# When is it ok to meet someone?



## Diamondsrbff (Jul 17, 2010)

I was wondering what are the rules or etiquette for meeting people once you are separated and heading for divorce? My stbxh left me in July...at first it was for a 6 mos. trial separation but he didn't want to talk about it or work on anything. After 3 mos I asked if we could take the last 3 mos to work on us and see someone for help and he said no...it wouldn't change anything we were done...he said he wasn't happy for the last few years, doesn't love me anymore and that our relationship had come to an end. (apparently 22 yr marriage is just a relationship to him) 

So now it's been 4 mos. I think I have finally have turned the corner on my emotions and I'm starting the anger stage...I am learning that I have more self-worth and I don't deserved to be treated like this...He has never been very loving, he is very selfish. He has also told me that his best friend at work is this girl that has always bothered me..so it would not surprise me if he was having an affair. 

I have a good friend who wants me to meet someone who she thinks is very nice and that we would get along great...is it wrong to meet him...it would be a double outing...on "his boat". I know I am not ready for any relationship to start but meeting someone nice & having new friends is that a bad idea?

Would it be wrong? 
Please advise...:scratchhead:


----------



## geo (Oct 29, 2010)

I would say it has to do with what "you" feel is right and within your idea of morals. Going out and meeting people shouldn't be seen as anything bad, anything more could become complicated but ultimately it is going to be your decision !


----------



## LVS (Apr 5, 2010)

About making friends it is a very good idea you need friends.
About this nice man, if your friend wants you to meet him I guess her intention is to start dating him
You didn't say if you filed for divorce. 
Let's think it this way if your h decided suddenly to give chance to your marriage most likely he won't but nobody knows so in that case what will be your decision if you started falling in love with the OM.
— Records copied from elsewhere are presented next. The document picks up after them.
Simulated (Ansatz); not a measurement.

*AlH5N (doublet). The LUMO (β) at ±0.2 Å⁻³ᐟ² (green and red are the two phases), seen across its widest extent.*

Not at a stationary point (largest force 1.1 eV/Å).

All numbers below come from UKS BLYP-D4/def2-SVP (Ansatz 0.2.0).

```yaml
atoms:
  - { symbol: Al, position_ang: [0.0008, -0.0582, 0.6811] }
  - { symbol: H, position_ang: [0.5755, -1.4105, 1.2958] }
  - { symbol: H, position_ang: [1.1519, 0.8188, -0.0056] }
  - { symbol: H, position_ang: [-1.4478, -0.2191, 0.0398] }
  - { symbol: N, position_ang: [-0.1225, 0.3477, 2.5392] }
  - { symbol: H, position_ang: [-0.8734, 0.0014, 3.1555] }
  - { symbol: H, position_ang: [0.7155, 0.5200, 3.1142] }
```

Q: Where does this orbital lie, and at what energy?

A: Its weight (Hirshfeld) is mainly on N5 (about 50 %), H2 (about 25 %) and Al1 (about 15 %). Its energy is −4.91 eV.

To avoid confusion you need to expect everything and know what you are going to do in all situations.


----------



## believer (Apr 22, 2008)

diamondsrbff - was there any agreement when you seperated about not seeing anyone? or was it not discussed? 
If it was not agreed upon but yet your husband does not seem to be interested in working on the marriage then it seems as if divorce will be the next step. 
Do you still have hope that he might change his mind? If you are ready for this, then maybe you can ask him when he will be filing the divorce papers to get the process moving along. Because even if you want to remain married & work on your marriage, if he doesn't want to put in the effort - you can't do it on your own. 

I am sure this has been difficult for you & I am sure there have been alot of emotions in the past several months. It is important to allow yourself to go through all the emotions & let them run their course so you can move through this process. 

As far as meeting this other man on the boat. I think if you went, especially with your friend there it should be fine. But I wouldn't go into it thinking it is a date -just go have fun, be yourself & try to enjoy a new social outlet. 
Even if you did "click" - I am not so sure it would be a good idea to get into another relationship until you have more closure on your marriage. If you & your husband do end up divorcing, I think it is important to take time & evaluate your past relationship. What you could have done better or would do next time & really figure out what you want from your next relationship. Get to know yourself & be choosey about whom your next relationship is with & what you want to get out of it. 

good luck & hope you are able to have closure on your marriage if that is the direction it takes before moving on.


----------



## Diamondsrbff (Jul 17, 2010)

There has not been any discussion about meeting people although he has been doing things w/ his "best friend" from work. He & she have ran a 5K together and he was seen helping her up off the ground, they go to happy hour weekly w/o her spouse as well, they go on business trips together..so that is why I would not be surprised if there is more to it. 
I would not be looking to have anything physical to happen as I still feel that my marriage vows are still legal until the divorce is final but meeting someone and just hanging out w/ my friend is all that I would be interested in doing. I just want to make sure that it wouldn't be wrong.
At this point if my husband wanted to come back he would have alot of hoops to jump through to show me that he is willing to work on our relationship b/c I certainly do not want him back as he is right now just to continue how things were.


----------